Beginning in September, the city will up the ticket price for the NYC Ferry from $2.75 to $4 to rein in costs of the heavily-subsidized maritime transit system, Mayor Eric Adams announced Thursday.
Officials will simultaneously launch a new discounted $1.35 ticket for seniors, people with disabilities, and New Yorkers living at or below the federal poverty line, who are also eligible for half-price MetroCards known as Fair Fares.
Other riders can still get tickets for the current price if they buy a 10-trip package for $27.50, and the higher price is supposed to target occasional ferry riders and tourists, Mayor Adams said Thursday.
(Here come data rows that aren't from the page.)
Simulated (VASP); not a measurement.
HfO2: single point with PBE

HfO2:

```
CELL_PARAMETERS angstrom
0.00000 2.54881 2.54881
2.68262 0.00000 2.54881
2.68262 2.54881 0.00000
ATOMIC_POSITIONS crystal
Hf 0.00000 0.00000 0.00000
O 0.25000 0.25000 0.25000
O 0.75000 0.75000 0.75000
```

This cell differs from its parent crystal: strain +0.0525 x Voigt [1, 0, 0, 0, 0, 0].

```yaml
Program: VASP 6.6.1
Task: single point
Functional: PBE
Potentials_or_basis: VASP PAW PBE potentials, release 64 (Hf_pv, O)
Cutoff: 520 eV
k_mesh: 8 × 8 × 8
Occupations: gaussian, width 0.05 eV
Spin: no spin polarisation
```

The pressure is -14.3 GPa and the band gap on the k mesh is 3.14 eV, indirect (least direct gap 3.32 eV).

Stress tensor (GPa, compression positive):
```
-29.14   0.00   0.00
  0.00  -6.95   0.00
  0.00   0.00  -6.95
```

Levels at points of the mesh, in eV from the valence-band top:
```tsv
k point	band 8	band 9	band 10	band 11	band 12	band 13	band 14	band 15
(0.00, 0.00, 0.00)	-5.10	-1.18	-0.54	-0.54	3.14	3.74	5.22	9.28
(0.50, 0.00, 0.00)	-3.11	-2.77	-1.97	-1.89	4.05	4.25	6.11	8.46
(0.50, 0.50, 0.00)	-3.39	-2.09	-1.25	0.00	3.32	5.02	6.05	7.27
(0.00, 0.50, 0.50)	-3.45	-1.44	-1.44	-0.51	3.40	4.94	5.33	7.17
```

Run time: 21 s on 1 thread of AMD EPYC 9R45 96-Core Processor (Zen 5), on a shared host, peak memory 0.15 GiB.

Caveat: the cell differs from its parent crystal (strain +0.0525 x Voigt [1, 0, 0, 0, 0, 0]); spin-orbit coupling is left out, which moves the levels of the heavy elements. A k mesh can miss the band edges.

“To offset our lower cost fares and help fund the system, we’re raising the prices for occasional riders,” Adams told reporters during a press conference at the Astoria ferry landing in Queens on July 14. “So those who come from outside the city, who are tourists, we’re raising that amount to $4 per ride, and that will offset the costs of those who are everyday New Yorkers that need to use the system.”
NYC Ferry will also get rid of the $1 fee to bring a bicycle on board by the September date, according to officials.
The new policy will take effect on Sept. 12.
A new “premium” direct service to the Rockaways dubbed the “Rockaway Rocket” begins on July 23, for $8 each way offering a direct ride to the beach with advance reservation at a charge of $8 each way.
The service will run on summer weekends and holidays until Labor Day weekend in addition to the regular Rockaway route, which often has lengthy lines of beachgoers during the warm months.
The changes comes a week after a scathing report from Comptroller Brad Lander’s office that found the city hid $224 million in costs for the ferry under former Mayor Bill de Blasio.
The review also found that the public subsidized each ride by up to nearly $15 to keep the fare the as a trip on subways and buses, which are operated by the separate state Metropolitan Transportation Authority.
The service launched under de Blasio in 2017. The city’s quasi-public Economic Development Corporation oversees the ferries, which are run by private company Hornblower.
Critics of the service have pointed out that it churns through millions taxpayer money while serving largely white and wealthy waterfront communities, but Adams tried to contest the reports, even though they’re based on the city’s own ridership surveys.
“For those who say it’s just for the affluent New Yorkers, it’s just wrong. It is for every New Yorker and the more we introduce New Yorkers to utilize it, they’re going to see how possible it is to move about this city,” Adams said.
“I’m proud to support our ferry system, I believe in it,” hizzoner added.
To get more lower-income New Yorkers on board, the city will distribute free trip vouchers for every NYCHA resident living within a mile of a ferry landing.
The city will look into other ways to bring in revenues, such as sponsorships and film or TV productions.
That and the new fares aim to push down the taxpayer subsidy, which de Blasio originally said would be $6.60 per ride, but the EDC’s chief declined to give a specific target.
“I am gonna be hesitant to give you an exact number. I think that is often a mistake,” EDC President and CEO Andrew Kimball told reporters. “Everything we are doing is driving towards bringing that subsidy gap down and we think it will come down.”
“But we also live in the real world. We are rebidding this contract, we’re in a hyper-inflationary moment, I don’t know what the outcomes gonna be,” Kimball continued. “But we need to keep moving in the direction of making it both a more accessible system, but one that’s more financially viable for the long term.”
EDC will launch a formal bidding process known as a request for proposals, or RFP, this summer for Hornblower or a new operator to take over a new contract to run the vessels starting on October 1.